There is no verifiable data on the total number of public toilets in the UK but the British Toilet Association estimates that there has been a 60% reduction just in the last decade. Therefore, there is a huge problem, the issue being that there are too few public toilets.

This is not a small and isolated problem. Fourteen million adults in the UK have a problem controlling their bladder and 6.5 million have bowel issues. According to NHS England, women are five times more likely to develop urinary incontinence than men. Fewer public toilets make it harder for these people to leave their home. A Royal Society for Public Health survey in 2018 found that one in five people do not feel able to go out as often as they would like due to the lack of public toilets provided throughout this country. The same survey found that 56% of respondents restricted fluid intake before going out to reduce the need to find a toilet.

Although overall the lack of public toilets has a greater impact on women, there are other toilet issues facing men. The All-Party Parliamentary Group on Continence Care, which I am very proud to have chaired and now jointly chair, has launched a campaign called Bins for Boys. Currently, most male toilets do not have sanitary bins. However, many men have problems with continence, just as women do, so that is appalling. For example, here in the Palace of Westminster there is only one sanitary bin in the 57 male toilets, so what do the men who have a problem with continence do in the whole of this palace?

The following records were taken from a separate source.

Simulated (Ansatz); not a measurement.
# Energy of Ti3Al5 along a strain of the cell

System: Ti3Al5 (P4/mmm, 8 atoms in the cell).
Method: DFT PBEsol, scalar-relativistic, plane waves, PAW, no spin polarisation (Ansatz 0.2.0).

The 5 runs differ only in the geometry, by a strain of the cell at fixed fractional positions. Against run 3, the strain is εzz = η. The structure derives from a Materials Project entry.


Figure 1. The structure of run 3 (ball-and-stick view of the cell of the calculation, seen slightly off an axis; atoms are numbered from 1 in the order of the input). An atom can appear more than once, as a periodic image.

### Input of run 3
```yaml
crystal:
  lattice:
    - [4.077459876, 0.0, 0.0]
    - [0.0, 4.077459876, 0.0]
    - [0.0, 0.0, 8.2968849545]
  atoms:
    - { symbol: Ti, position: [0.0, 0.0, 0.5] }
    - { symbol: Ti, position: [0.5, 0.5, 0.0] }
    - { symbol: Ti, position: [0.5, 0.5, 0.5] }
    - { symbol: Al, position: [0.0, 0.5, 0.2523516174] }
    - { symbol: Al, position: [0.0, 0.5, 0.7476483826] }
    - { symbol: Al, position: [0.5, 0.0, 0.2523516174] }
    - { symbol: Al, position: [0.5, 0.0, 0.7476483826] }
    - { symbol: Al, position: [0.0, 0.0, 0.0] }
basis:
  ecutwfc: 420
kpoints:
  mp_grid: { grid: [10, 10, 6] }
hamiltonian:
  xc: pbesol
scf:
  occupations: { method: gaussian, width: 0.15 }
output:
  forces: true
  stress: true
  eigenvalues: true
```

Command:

One bit of good news is that in stations—in London, at least; I do not know what happens in the rest of the country—there is now no charge for public toilets. That is a huge improvement and we are very pleased about that.

This is an important and widespread issue but it is largely hidden and must be publicised. It is something that people do not like to talk about but, in my view, they should, and it is an issue that needs to be resolved. I am very grateful to the noble Lord, Lord Lucas, for introducing this debate because it has given me an opportunity to bring up some of the wider matters relating to continence and incontinence in this country.